Dec '10/Jan '11

Future mineral resource discoveries

New knowledge needed for discovery

By Alexandra Lopez-Pacheco

James FranklinHaving worked for more than 40 years as an exploration geologist, James Franklin remains passionate about ensuring the strength and success of Canada’s mining industry. In fact, although Franklin technically retired in 1998 from his position as chief geoscientist of the Geological Survey of Canada (GSC), where he was responsible for coordinating GSC’s entire scientific program, he has been working full time — and often overtime — ever since. Today, he is a director or science advisor at three exploration companies, and sits on numerous boards for professional and scientific groups. His contribution and dedication to mineral resources research and innovation dates back to the beginning of his career, when he was a professor at Lakehead University and a consultant for Noranda until 1975, when he joined the Geological Survey of Canada (GSC). From 1983 until 1993, he coordinated the GSC’s marine minerals program, an integrated research program that culminated in the discovery of a major deposit at Middle Valley on Canada’s Juan de Fuca Ridge, and two legs of ODP drilling there. Currently, as part of this season’s CIM Distinguished Lecturer Series, Franklin is speaking on the need for a new, collaborative, structured and focused approach to research and knowledge sharing for future mineral resource discoveries.

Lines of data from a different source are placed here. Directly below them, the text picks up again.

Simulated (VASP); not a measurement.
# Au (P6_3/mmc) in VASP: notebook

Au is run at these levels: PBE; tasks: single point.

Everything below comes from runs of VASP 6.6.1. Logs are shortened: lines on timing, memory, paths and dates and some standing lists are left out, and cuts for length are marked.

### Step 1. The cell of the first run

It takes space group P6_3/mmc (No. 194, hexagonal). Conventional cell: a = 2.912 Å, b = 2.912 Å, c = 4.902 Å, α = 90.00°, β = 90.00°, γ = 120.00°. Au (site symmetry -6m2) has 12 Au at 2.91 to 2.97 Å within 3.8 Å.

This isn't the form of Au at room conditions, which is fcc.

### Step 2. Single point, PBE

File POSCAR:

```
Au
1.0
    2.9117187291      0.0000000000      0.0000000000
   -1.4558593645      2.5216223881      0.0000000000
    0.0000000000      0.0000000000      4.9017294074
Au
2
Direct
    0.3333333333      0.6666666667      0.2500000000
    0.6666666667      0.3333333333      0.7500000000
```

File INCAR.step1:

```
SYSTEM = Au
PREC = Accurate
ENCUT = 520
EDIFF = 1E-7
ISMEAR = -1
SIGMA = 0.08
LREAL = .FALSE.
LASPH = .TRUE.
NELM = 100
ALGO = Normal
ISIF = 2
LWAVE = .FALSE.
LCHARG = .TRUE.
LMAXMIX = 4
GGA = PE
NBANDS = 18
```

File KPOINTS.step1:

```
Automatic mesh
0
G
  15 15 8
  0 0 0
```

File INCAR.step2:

CIM: Why is investing in exploration research and development so important today and going forward?

Franklin: What we have to do overall in our industry is become much more efficient at finding deposits than in the past. The success rate per dollar spent is incredibly poor in our business and it’s getting harder to find deposits. Yet, this is important to Canada — the world leader in exploration.

CIM: What areas of R&D do you think need to be prioritized?

Franklin: We need research in three primary areas. One is a better understanding of the geological models that explain the presence of ore deposits and we need to be able to translate aspects of those models back out into our observational geology. We have lots of people out there mapping. They’re among the best in the world. But are these people equipped with knowledge of the key attributes that explain the presence of ore deposits, those little subtle things that might have affected the rock? Have we got this nailed? No, we don’t. That’s the first part.

The second part is we need to develop the tools. We need to think outside of the conventional box of existing technologies. And the third thrust has to do with data. We generate huge amounts of data now. How do we manipulate through that vast amount of information to generate new knowledge that will lead to discovery? We need to improve the way in which we interpret these data, and spend less time on simply archiving and plotting it.

CIM: Is there not a lot of research being done and published?

Franklin: The research being done on mineral deposits doesn’t attack the key problems related to discovery as intensively as it could, to explain with greater precision where ore resources can be found. That’s not a criticism of the people doing it, there are just not enough people doing it.

CIM: What changes need to take place to improve R&D?

Franklin: The Canadian mining industry always knew that improvement wasn’t going to happen unless it takes a stronger leading role in both directing the research and, to some extent, funding it. The wake-up call has come in part because the Australians figured this out way ahead of us. Australia has reorganized its geosciences research, so that it is much better focused than it is in Canada.

The Canada Mining Innovation Council, of which I’m a member, is working towards making Canada a leader in research and innovation. We are going to provide a framework of research needs and organize funding to ensure that we obtain the results that will hopefully answer our questions. In other words, we’re not asking researchers to provide the proposals. We’re going to create a set of comprehensive proposals and ask them to bid on or become involved in that research. We’re also going to manage the output of that research in a more firm way, so that the results are delivered to the consumer, i.e. the industry, in a way that makes it more practical to use.

No one is arguing about this. The research providers — the universities and government agencies that conduct research, and some private sector groups — are all saying this is great because we’ll finally see a greater involvement by industry. And, for its part, industry is saying that it will finally get done what it thinks needs to be done.

CIM: Where are things now with this initiative?

Franklin: I’ve been doing this for a long time. This is the third or fourth effort I’ve been involved in trying to marshal industry, government and universities into one virtual room and say “Look, let’s get it together and see if we can do better.” All the other attempts have failed, because we didn’t create the infrastructure to do this. So, we have to set up an enterprise that is self sufficient, that will meet government and university standards in terms of the quality of work, but the management is going to have to be standalone and that’s going to take money. That’s the cusp of where we’re at right now.